But I wanted to be Real Gay. I’d already stopped starving myself, learned how to cook, and traded my car for a bike. Going Gay seemed like the logical next step. But I’d been living in a city for a few years as a straight person, and I didn’t know how to go about letting people know I’d Turned Gay. I had a housemate who identified as queer, and she gave me some advice.
“Cut your hair off. You have to cut your hair off. If you don’t cut your hair off, no-one will think you’re gay.” I had long brown hair at the time, which I did nothing with. I was feminine, but in a lazy way. I wore party dresses from the goodwill when I went out dancing, and in the summer I wore ugly cargo shorts and chacos.

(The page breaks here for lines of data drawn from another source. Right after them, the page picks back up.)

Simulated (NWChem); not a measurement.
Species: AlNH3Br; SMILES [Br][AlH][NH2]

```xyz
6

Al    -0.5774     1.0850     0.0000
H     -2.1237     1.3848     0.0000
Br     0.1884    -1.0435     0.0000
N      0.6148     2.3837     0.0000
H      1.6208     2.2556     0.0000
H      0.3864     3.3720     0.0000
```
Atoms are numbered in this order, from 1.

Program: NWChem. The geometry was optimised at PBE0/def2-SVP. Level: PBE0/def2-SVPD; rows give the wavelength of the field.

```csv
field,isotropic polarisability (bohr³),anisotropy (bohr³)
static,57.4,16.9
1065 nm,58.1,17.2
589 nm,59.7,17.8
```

After I cut my hair off I looked boyish, and then I went to a new town for a while, where I could be gay to everyone I met and no-one would know that I had been straight. And it worked. In fact, being a girl who looked like a boy was like the Hot New Thing, and I had walked right into the middle of it. Everyone thought I was hot. All I had to do was put on a badly-fitting button-down and gay people wet themselves at the sight of me. It was like a magic spell or a fun new game, and it brought me sudden, instantaneous recognition. And the game, I found, was even more fun the harder you played it- I had a new butch girlfriend and she lent me her tool belt and taught me how to make a mustache with spirit gum and your own hair, and I pranced around, pretending to be a dude, much to the delight of everyone present. Playing with gender was fun! I had had no idea! We went to gay bars, we went to drag shows, and my mind was officially blown.
And there was something else, a an even more hidden benefit to this new boyishness. I felt safer. Traveling alone that fateful year, riding freight trains and scammed buses to the new town where I could be gay, my first long solo trip, I had felt much safer than I ever had. Guys no longer stared at me on the bus, no-one cat-called me from their porch. People who picked me up hitch-hiking thought I was a boy. I’d cut my hair and so I slipped under the radar- the radar that picks out potential victims, the radar that picks out weak girls. It was like I had gained a superpower.
And with a more masculine presentation, came the very different personal expectations. People assumed, now, all sorts of things about me that they hadn’t assumed before. They assumed that I was strong, that I was brave, that I was smart. When I told a joke people actually listened through to the end of it, because they already believed that I was funny. And people gave me more space, in general, to talk- to be the center of attention, to give my opinion on this thing or that thing, to tell stories. And I was smart and funny and brave, and I had been slowly bringing those things to light, in my own way- by riding freight trains alone, without the macho, condescending boys who had taught me to ride, by practicing my favorite jokes, by going to a new town and being gay. But with the inherent confidence in my abilities that came with presenting masculine, my self confidence began to shoot up like chickweed in a horse pasture, and it was a long time before it slowed down again.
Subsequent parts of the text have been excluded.